E stands for Egg.   
The Moral of this verse
Is applicable to the Young. Be terse.
From A Moral Alphabet, by Hilaire Belloc

Recently, on the James Patterson Masterclass Facebook page, I got tangled up in a back-and-forth over writing style. The majority opinion of the forum seems to be that short sentences are the mark of a good writer. The conversation started with a post about a website called Hemingway App. Plug in your writing and the app will tell you how to make it better. It’s called Hemingway App, I presume, because Hemingway is famous for his punchy prose. “Economical” is how I would describe it: brief, declarative sentences with no wasted words.

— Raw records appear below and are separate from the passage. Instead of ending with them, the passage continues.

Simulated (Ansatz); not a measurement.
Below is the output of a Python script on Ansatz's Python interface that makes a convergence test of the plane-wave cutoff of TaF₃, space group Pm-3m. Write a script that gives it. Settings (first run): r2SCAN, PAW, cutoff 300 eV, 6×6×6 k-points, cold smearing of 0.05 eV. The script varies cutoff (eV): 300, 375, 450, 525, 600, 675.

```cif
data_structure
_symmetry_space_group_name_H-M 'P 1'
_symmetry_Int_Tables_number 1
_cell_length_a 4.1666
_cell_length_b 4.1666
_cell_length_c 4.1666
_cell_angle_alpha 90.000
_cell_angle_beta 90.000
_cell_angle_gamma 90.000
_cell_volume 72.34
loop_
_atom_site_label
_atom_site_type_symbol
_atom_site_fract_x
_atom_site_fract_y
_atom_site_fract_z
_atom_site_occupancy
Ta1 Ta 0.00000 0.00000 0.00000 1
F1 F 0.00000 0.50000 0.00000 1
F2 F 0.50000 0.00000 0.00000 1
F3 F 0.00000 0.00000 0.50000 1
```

It’s a common position. From ninth-grade composition to community college adult learning, writing teachers, once they get past spelling, usage, and punctuation, like to pull two tropes out of their editing toolkit: show, don’t tell, and run-on sentence.
This post won’t get into the show, don’t tell controversy, the subject of yet another Facebook debate; instead, I will take the contrary position in the style debate, which one might call Hemingway v. Fitzgerald, and argue for the virtues of long sentences.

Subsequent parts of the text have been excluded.